That is, the frequency is obtained by dividing into the number 5,000,000, the square root of the product of the capacity in microfarads, and inductance in centimetres, of the condenser circuit. It will be found, on applying these rules, that it is impossible to unite together any aerial of a length obtainable in practice with a condenser circuit of more than a very moderate capacity. It has been shown that for an aerial two hundred feet in height the corresponding resonating frequency is about one and a quarter million.[22] As we are limited in the amount to which we can reduce the inductance of a discharge circuit, probably to something like a thousand centimetres, a simple calculation shows that the largest capacity we can employ is about a sixtieth of a microfarad. This capacity, even if charged at 60,000 volts, would only contain thirty joules of energy, or about 22·5 foot-pounds, which is a small storage compared to that which can be achieved when we are employing the above-described methods, which involve the use of an oscillation transformer. In such a case, however, it is an advantage to employ a spark-gap in compressed air, because we can then raise the voltage to a much higher value than in air of ordinary pressure without lengthening the spark so much as to render it non-oscillatory.
When employing methods involving the use of an oscillation transformer, it is possible to use multiple aerials having large capacity, and hence to store up a very large amount of energy in the aerial, which is liberated at each discharge. The most effective arrangement is one in which the radiator draws off gradually a large supply of energy from a non-radiating circuit, and so sends out a true train of waves, and not mere impulses, into the ether, and as we shall see later on, it is only when the radiation takes place in the form of true wave trains that anything like syntony can be obtained.
There are a number of variants of the above methods of arranging the radiator and associated energy-storing in circuit. Descriptions of these arrangements will be found in patents by Mr. Marconi, Professor Slaby and Count von Arco, Sir Oliver Lodge, Dr. Muirhead, Professor Popoff, Professor Fessenden and others. In all cases, however, they are variations of the three simple forms of radiator already described.
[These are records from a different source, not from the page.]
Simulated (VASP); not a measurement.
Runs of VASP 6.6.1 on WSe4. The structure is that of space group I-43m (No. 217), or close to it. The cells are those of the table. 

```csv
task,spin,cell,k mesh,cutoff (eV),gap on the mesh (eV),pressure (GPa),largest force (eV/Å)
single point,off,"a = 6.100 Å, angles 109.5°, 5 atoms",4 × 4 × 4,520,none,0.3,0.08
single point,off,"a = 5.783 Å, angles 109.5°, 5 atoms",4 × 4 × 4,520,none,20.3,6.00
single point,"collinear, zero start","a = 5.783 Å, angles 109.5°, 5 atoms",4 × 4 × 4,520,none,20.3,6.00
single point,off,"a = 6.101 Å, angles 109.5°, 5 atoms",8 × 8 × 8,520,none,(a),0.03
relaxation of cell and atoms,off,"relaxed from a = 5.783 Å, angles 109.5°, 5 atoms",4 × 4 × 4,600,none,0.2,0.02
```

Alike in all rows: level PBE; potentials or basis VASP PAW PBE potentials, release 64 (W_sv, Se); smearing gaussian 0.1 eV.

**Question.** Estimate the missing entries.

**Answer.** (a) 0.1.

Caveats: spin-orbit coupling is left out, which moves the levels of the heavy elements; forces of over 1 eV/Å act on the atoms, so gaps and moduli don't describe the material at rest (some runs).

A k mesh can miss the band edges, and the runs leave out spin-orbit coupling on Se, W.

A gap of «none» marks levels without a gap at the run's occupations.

Returning to the analogy with the air or steam siren suggested at the commencement of this article, the reader will see in the light of the explanations already given, that all parts of the air-wave producing apparatus have their analogues in the electrical radiator as used in Hertzian wave telegraphy. The object in the one case is to produce rapid oscillations of air particles in a tube, which result in the production of an air wave in external space; in the other case, the arrangement serves to produce oscillations of electrons or electrical particles in a wire, the movements of which create a disturbance in the ether called an electrical wave. Comparing together, item by item, it will be seen, therefore, that the induction coil or transformer used in connection with electric-wave apparatus is analogous to the air pump in the siren plant. In the electrical apparatus, this electron pump is employed to put an electrical charge into a condenser; in the air wave apparatus, the air pump is employed to charge an air vessel with high pressure air. From the electrical condenser the charge is released in the form of a series of electrical oscillations, and in the air wave producing appliance, the compressed air is released in the form of a series of intermittent puffs or blasts. In the electrical wave producing apparatus, these electrical oscillations in the condenser circuit are finally made to produce other oscillations in an air wire or open circuit, just as the puffs of air finally expend themselves in producing aerial oscillations in the siren tube. Finally, in the one case we have a series of air waves and in the other case, a series of electrical waves. These trains of electric waves or air waves, as the case may be, are intermitted into long and short groups, in accordance with the signals of the Morse alphabet, and, therefore, the Hertzian wave transmitter, in whatever form it may be employed, when operated by means of a Marconi aerial, is in fact an electrical siren apparatus, the function of which is to create periodic disturbances in the universal ether of the same character as those which the siren produces in atmospheric air.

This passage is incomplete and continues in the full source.